Malazan Wiki
Malazan Wiki

Map of Korel and Stratem by Joshua Butler

The Lands of Fist, also called Korel by the Malazans, was the northernmost of two adjoining sub-continents, the other being Stratem. The Malazan Empire initially invaded Korel (though technically, only the Lands of Fist, the invasion did not extend as far south as Stratem) and took over most of the Lands of Fist, although they negotiated a diplomatic agreement with Korelri. They left behind an occupation force consisting of the Malaz 6th Army.

Regions and territories[]

In Memories of Ice[]

Korel, aka Lands of Fist

The continent's unique cratered geography was revealed to be the result of the cataclysmic fall of the Crippled God 119,739 years before Burn's Sleep. The land was shattered and beset by tidal waves, firestorms, and ash-filled clouds. For months, the dismembered god had screamed unceasingly and the scattered survivors were reduced to savagery, cannibalism, and murder.[1][2]

In The Bonehunters[]

The land's geographic origins were understood by some. Noto Boil knew the cratered geography of the subcontinent was created by the fall of the Crippled God. He described it as flinging a handful of rocks into mud, then allowing water to fill the pocks.[3]

In Dust of Dreams[]

The name of the "Lands of Fist" originated from the Fall of the Crippled God.[4] (Because the "Fist" of the god smashed or fell over the continent.)

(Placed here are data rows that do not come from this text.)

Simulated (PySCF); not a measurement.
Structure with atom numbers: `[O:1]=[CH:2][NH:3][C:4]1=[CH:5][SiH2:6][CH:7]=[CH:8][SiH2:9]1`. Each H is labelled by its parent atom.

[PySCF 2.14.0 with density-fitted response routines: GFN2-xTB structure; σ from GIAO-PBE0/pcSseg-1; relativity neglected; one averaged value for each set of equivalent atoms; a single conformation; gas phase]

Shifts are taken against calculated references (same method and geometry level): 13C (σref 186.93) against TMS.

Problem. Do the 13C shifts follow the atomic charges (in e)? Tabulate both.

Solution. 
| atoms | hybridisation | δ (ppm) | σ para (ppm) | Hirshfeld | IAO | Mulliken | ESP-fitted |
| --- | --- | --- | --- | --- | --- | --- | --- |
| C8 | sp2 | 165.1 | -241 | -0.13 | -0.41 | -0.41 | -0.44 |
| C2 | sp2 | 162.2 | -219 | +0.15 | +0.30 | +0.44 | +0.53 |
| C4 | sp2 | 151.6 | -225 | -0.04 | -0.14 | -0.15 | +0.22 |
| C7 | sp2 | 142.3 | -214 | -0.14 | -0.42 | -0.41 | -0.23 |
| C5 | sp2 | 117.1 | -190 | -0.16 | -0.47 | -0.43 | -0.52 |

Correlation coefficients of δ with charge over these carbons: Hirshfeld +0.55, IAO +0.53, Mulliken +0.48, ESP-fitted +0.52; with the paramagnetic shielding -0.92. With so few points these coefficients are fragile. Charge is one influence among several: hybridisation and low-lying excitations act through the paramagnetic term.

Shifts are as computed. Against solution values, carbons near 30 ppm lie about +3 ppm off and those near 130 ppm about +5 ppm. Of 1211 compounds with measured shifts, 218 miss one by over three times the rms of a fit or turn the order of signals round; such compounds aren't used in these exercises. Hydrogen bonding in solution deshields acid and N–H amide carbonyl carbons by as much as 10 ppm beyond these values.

In Return of the Crimson Guard[]

Rumours that Trell had once resided in the Lands of Fist until their extermination were angrily denied by Paulus of Rool. As proof, the writer pointed to the lack of any physical evidence left behind of their presence.[5]

In Stonewielder[]

Eventually immigrants from other lands repopulated the continent driving the original inhabitants to the fringe lands. The newcomers took up worship of The Lady who became the region's patron goddess.[6]

The Malazan Empire returned in 1167 BS, sending the Malazan Expeditionary Force as a punitive army to bring the now renegade 6th Army to heel.[7]